Asense of crisis has enveloped the Lotus Formula One team. If it isn't one of motorsport's biggest-ever financial losses – £56.8m, post-tax, in 2012 – then it's losing two finance directors, Phil Thompson and Nigel Newton, in the space a couple of months.
Life in the pit lane isn't much rosier. Top driver Kimi Raikkonen has caused a stir by suggesting that someone should punch McLaren rival Sergio Perez "in the face", while the flying Finn's colleague, Romain Grosjean, languishes in ninth place in the World Championship standings.
There was also confusion over whether or not property magnate Andrew Ruhan had purchased a stake in the Oxfordshire team. Denied shortly after he joined the board earlier this year, it then turned out Ruhan had taken 2 per cent for about £1m.
Ruhan hit the headlines recently as he is being sued for up to £250m by former business associates who claim that he should have given them a share of the sale of three Thistle hotels. He is fighting the allegations and the case is due to go to court next year.
But The Independent on Sunday understands that Lotus F1 owner Genii Capital is close to a major financial announcement, thought to be the sale of a huge chunk of the team. Three parties are looking at taking a large minority stake.
The situation is clouded by the team's links to the Lotus Group, which has a complicated ownership structure and seemingly ever-changing ties to the F1 team.
Although Lotus F1 carries the luxury car manufacturer's brand, the group does not currently have a stake in the team.
Until last year Lotus sponsored the team and its own owner, Malaysian automobile manufacturer Proton, had the option to take a 50 per cent stake from Genii. However, this option was removed in 2012 when Proton ended the sponsorship deal and instead loaned the team an estimated £35m. This came around the time that Proton itself changed hands and control switched to conglomerate DRB-Hicom.

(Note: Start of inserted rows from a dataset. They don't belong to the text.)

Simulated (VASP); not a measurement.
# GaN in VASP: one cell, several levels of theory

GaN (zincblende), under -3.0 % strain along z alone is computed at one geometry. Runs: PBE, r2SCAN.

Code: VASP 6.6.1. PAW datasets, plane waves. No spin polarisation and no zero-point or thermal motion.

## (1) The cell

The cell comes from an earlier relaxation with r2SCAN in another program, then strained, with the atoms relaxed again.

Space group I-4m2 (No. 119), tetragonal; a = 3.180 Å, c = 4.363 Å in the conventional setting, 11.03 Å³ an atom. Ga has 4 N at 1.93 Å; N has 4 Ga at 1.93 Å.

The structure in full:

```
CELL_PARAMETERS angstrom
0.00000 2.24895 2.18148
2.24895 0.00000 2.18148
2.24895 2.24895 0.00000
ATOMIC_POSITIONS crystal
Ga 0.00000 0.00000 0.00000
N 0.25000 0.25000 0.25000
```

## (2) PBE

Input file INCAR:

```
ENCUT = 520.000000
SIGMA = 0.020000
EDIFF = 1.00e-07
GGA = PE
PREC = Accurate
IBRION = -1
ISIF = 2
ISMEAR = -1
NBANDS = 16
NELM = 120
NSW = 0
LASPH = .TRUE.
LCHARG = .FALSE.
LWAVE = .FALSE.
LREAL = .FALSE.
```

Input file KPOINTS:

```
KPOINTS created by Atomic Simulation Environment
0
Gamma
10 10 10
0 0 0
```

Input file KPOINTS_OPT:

A Formula One source says that a fresh investor could benefit should Lotus complete a strong season this year.
He argues: "I suppose it's not that surprising given that they've already sold a couple of per cent to Ruhan.
"Lotus finished fourth in the constructors' championship last year and the payment for that is good, and [Raikkonen] is doing pretty well at the moment."
What is for sure is that news of a cash injection would be welcome for a team that has had its financial problems in recent years.
Even forgetting last year's travails, the 2010 post-tax loss was £34.2m and a year later the team was still £20.8m in the red.
Loses or not, F1 is still glamorous enough to grab the big money.